If I remember correctly, the Wolfcamp D is a fairly thick formation in Signal Peak. Am I remembering that accurately?
You are remembering that correctly. Yes, sir. It's pretty thick, roughly 450-foot thick. So again, a lot of resources in place.
Are you testing different landing zones?
We've got our preferred landing zone as we sit today. Again, being pragmatic scientists and engineers, we like to do what works. Now does that leave some room in the future for Chevron into the different landing zones within the Wolfcamp D? It does, but our preferred development plan right now is to stick with what we know performs and produces these kinds of results.
One thing I would add, Nick, to what Mike says: when you look at this area from a macro perspective, and I've been doing this now for 52 years. The oil in the stock tank in this area now, from a process perspective, looks to have recoverable oil from these zones, with the oil in place and the ability to recover this could be approaching now a net to HighPeak of $1.5 billion barrels plus of oil. It's a tremendous reservoir, a tremendous opportunity. Like every reservoir, our team has managed over 27% of the tertiary recovery floods in the Lower 48, which are the biggest oil fields in the Lower 48 in the United States. In every case, over time, we will improve the recoveries. We don't expect that to be different here, we're getting better and better at picking the landing zone and figuring out how to complete the wells to maximize the recovery. The fact that we have such a tremendous amount of oil in place is only going to improve moving forward.

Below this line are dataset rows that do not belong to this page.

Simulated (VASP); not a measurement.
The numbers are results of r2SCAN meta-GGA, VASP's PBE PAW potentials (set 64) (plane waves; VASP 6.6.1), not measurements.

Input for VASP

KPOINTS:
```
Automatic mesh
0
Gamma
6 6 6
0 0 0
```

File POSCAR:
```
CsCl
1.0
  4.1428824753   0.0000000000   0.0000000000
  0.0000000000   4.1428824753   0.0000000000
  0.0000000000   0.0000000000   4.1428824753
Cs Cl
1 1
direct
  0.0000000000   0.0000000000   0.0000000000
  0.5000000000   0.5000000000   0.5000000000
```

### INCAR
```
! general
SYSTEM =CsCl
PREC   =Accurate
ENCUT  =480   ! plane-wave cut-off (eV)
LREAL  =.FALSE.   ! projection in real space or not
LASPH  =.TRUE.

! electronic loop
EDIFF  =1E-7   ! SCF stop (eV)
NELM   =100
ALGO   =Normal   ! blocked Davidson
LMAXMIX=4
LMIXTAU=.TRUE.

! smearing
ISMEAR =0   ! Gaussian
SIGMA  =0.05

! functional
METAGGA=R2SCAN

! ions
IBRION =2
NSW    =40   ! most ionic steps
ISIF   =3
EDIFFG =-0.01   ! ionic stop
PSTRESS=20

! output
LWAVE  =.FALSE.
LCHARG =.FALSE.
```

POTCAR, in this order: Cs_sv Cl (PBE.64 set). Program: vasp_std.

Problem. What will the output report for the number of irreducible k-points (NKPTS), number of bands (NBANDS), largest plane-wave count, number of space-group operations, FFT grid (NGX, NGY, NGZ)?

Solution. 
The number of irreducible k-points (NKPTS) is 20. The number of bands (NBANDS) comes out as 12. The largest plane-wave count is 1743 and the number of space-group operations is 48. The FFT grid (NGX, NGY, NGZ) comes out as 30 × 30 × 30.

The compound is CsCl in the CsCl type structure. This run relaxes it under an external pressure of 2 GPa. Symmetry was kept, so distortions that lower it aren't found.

Thanks, Jack. One last question on infrastructure. You highlighted the water disposal system that Hannathon has and that you all have existing on your legacy Signal Peak acreage. Mike, can you talk about how you can leverage this bigger acreage block into cost-saving measures, whether it's discussions with crew gatherers or as you start to think about a manufacturing mode here? Are there power solutions that you can provide across a bigger acreage that will deliver on the operational cost synergies you all cited when you announced the deal?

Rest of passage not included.